We will consider using the expectation family as a test for computing natural gradients $\xi = \eta$ (though of course this simplifies in reality: $\frac{d\xi}{d\theta} \frac{d\mathcal{L}}{d\eta} = \frac{d\mathcal{L}}{d\theta}$).

We begin by defining the bijection between $\xi$ and $\theta$:

In [None]:
def xi_to_nat(moments: dict) -> dict:
    
    expectation_vector = moments["expectation_vector"]
    expectation_matrix = moments["expectation_matrix"]
    
    m = expectation_vector.shape[0]
    
    mu = expectation_vector
    
    S = expectation_matrix - jnp.matmul(mu, mu.T)
    S += I(m) * 1e-6
    
    L = jnp.linalg.cholesky(S)
    
    L_inv = jsp.linalg.solve_triangular(L, S, lower=True)
    
    S_inv = jnp.matmul(L_inv.T, L_inv)
    
    natural_matrix = - 0.5 * S_inv
    natural_vector = jnp.matmul(S_inv, mu)
    
    return {"natural_matrix": natural_matrix, "natural_vector": natural_vector}

def nat_to_xi(moments: dict) -> dict:
    
    natural_vector = moments["natural_vector"]
    natural_matrix = moments["natural_matrix"]
    
    m = natural_vector.shape[0]
    
    S_inv = -2 * natural_matrix
    S_inv += I(m) * 1e-6
    L = jnp.linalg.cholesky(S_inv)
    
    C = jsp.linalg.solve_triangular(L, I(m), lower=True)
    S = jnp.matmul(C.T, C)
    
    mu = jnp.matmul(S, natural_vector)
    
    expectation_vector = mu
    expectation_matrix = S + jnp.matmul(mu, mu.T)
    
    
    return {"expectation_vector": expectation_vector, "expectation_matrix": expectation_matrix}

We then would do:

In [None]:
likelihood = gpx.Gaussian(num_datapoints=n)
kernel = gpx.RBF()
prior = gpx.Prior(kernel=kernel)
p =  prior * likelihood


q = gpx.NaturalVariationalGaussian(prior=prior, inducing_inputs=z)

q = gpx.ExpectationVariationalGaussian(prior=prior, inducing_inputs=z)

svgp = gpx.StochasticVI(posterior=p, variational_family=q)


params, trainables, constrainers, unconstrainers = gpx.initialise(svgp)

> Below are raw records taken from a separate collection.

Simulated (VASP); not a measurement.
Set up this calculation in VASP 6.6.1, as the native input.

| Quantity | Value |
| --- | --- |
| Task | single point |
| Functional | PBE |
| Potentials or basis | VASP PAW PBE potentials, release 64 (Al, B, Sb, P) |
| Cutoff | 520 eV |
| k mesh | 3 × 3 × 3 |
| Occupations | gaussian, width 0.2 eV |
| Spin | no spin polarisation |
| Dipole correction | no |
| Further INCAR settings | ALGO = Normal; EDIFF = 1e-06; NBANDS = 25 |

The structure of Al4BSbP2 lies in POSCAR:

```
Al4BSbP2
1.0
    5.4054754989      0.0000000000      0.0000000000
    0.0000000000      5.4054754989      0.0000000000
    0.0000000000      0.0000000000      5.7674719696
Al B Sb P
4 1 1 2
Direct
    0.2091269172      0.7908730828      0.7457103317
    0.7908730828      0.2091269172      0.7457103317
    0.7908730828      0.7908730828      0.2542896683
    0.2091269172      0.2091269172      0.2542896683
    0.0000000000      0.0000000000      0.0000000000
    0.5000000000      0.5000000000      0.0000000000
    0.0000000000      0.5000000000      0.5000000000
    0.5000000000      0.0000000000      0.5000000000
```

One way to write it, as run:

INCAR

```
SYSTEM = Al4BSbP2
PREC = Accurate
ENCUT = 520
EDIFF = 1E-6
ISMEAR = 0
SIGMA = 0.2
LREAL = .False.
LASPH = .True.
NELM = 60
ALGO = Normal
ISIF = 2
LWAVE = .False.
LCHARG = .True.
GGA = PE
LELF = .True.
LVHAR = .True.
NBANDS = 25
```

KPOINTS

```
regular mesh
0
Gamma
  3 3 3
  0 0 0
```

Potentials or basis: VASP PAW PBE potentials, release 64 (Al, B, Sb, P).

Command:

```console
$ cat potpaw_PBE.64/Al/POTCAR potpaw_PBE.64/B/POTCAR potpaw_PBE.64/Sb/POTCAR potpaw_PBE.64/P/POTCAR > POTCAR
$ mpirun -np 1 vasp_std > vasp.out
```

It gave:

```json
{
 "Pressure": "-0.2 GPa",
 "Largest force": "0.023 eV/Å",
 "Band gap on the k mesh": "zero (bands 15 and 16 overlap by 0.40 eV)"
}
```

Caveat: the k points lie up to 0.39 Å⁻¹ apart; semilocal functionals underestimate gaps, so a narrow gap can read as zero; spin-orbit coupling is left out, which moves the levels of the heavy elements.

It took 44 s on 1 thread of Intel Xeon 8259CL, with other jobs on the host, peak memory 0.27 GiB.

params = gpx.transform(params, unconstrainers)

We then obtain our gradient functions as follows: 

In [None]:
nat_grads_fn, hyper_grads_fn = natural_gradients(svgp, D, constrainers, xi_to_nat = xi_to_nat, nat_to_xi = nat_to_xi)

And evaluate them e.g., like

In [None]:
nat_grads_fn(params=params, trainables=trainables, batch=D)

This gives a tuple of the loss function value and the gradient that is None for now, as we have not implemented it.

In reality, we won't see these as we have a training loop abstraction that could look something like this:

In [None]:
learned_params = fit_natgrads(svgp,
                                   params = params,
                                   trainables = trainables,   
                                   transformations = constrainers,
                                   train_data = Dbatched,
                                   n_iters = 5000,
                                   xi_to_nat= xi_to_nat,
                                   nat_to_xi = nat_to_xi
)

learned_params = gpx.transform(learned_params, constrainers)